Note: These instructions are for root owners of WHM/cPanel systems, not end users.
If you want to run Django sites on a cPanel server, you’ll probably want to use the mod_wsgi Apache module. There are plenty of instructions out there on compiling mod_wsgi, but if you create it outside of the cPanel system, mod_wsgi.so
will vanish each time you run easy_apache to upgrade your apache and php.
The key is to install this mod_wsgi for cPanel module. But before you go there, you’re going to want a more recent version of Python installed, since RedHat and CentOS still ship with Python 2.4, which will be deprecated by Django soon. However, you can’t overwrite the system-provided Python because yum and Mailman depend on it.

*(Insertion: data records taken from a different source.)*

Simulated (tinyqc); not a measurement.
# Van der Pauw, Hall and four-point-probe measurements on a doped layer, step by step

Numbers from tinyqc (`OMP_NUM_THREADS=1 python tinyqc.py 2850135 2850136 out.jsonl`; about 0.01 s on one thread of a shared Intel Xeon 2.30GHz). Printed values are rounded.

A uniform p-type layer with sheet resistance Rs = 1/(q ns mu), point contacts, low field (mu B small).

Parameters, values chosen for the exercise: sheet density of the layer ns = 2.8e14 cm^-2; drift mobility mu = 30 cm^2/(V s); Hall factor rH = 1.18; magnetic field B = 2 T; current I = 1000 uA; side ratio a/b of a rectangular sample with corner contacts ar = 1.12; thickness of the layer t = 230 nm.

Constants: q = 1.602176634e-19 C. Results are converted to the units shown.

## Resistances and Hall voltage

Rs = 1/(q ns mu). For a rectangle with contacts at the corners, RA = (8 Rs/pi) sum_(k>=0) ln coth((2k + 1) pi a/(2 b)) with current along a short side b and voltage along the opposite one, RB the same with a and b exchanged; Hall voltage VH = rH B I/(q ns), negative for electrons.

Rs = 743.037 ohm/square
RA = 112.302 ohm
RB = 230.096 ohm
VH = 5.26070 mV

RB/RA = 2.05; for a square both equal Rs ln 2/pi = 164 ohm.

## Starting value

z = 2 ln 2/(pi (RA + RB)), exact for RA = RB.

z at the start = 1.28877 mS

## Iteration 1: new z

Download Python 2.7 (or whatever the latest is) into /usr/local/src
. It’s critical that you build Python with shared libraries enabled, since mod_wsgi will be wanting to use them. So unpack the Python archive and cd into it, then:
./configure --enable-shared
make install
You’ll get a new build of python in /usr/local/bin
, without disrupting the native version in /usr/bin
. Any user wanting python2.7 to be their default can add this to their .bash_profile
:
PATH=/usr/local/bin:$PATH:$HOME/bin
You’ll also get new libpython shared objects in /usr/local/lib
. When you go to build mod_wsgi, easy_apache will need to look for python libs in that location. I found that copying the libs into standard library locations such as /lib and /usr/lib as suggested here didn’t do the trick. What did work was to add a system configuration file pointing to the new libs. Do this:
cd /etc/ld.so.conf.d
echo "/usr/local/lib/" > python27.conf
ldconfig
Now you’re ready to build mod_wsgi through easy_apache. Download custom_opt_mod-mod_wsgi.tar.gz from this ticket at google code and run:
tar -C /var/cpanel/easy/apache/custom_opt_mods -xzf custom_opt_mod-mod_wsgi.tar.gz
That unpacks the module into the right location so that easy_apache will find it and present it as a build option. Run easy_apache as usual (either via script or through WHM) and select the mod_wsgi option. When complete, you’ll find mod_wsgi.so
along with all your other modules in /usr/local/apache/modules
. The best part is, this will now become part of the default easy_apache build process, so Django sites won’t break when you rebuild apache+php in the future.
Many thanks to challgren for creating the module and to Graham Dumpleton for all of his mod_wsgi evangelism and support.